Artist’s Statement
I have always felt the pull of both music and the visual arts, though the two interests developed along very different paths and timetables. While my formal education provided the necessary training for my career as a professional musician, my studies in the visual arts were largely self-directed. I pursued my own photography and art projects; took many art history courses, workshops and courses in fiber arts, bead making, weaving, drawing, painting, alternative photographic processes, and digital imaging; visited museums; and read voraciously. In recent years, my activities as musician and visual artist began to merge, and an important milestone was a multi-media contemporary solo concert/art exhibit sponsored by Boston’s Dinosaur Annex Music Ensemble in April 2002. This event marked the first time the multiple aspects of my work were presented as an integrated whole.

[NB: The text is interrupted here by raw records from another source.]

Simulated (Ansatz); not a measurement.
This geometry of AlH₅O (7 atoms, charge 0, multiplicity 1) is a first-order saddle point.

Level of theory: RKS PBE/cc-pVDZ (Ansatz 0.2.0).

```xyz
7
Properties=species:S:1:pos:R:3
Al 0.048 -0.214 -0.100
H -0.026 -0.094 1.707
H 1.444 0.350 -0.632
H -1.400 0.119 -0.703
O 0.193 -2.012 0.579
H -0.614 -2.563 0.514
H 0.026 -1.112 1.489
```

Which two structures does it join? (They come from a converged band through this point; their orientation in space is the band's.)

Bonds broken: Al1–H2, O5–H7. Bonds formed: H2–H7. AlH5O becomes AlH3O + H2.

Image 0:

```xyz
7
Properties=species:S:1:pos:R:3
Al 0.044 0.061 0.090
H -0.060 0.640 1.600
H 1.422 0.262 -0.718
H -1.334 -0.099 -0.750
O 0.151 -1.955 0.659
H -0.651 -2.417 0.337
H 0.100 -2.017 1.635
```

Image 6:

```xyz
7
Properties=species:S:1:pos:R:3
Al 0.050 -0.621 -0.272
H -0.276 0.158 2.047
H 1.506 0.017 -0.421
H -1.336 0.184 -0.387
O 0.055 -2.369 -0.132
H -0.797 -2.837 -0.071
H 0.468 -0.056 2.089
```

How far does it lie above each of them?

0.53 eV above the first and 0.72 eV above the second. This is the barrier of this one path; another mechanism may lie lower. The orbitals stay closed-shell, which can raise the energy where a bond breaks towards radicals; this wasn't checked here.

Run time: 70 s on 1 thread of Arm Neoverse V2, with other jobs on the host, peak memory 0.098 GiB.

As I continue working in both music and visual art, my artistic sensibility thrives working in a variety of media, just as I play more than one musical instrument and love performing music of different eras and genres. Each medium enriches my experience with the others. The discipline of creative process, learned from years of violin and viola lessons, concert preparations and performances, enhances time spent in the painting studio. Form, rhythm, texture, and color apply to both musical performance and visual art. Photographic composition informs my painting, and the tactile joy of working with paint affects what I see through the camera’s viewfinder. Visual work expands the depth of my experience in music. I love the interplay of the media and the sense of adventure and discovery as I move between them. In the end, they all merge into one overall pursuit, as I seek to develop and give voice to my own personal vision.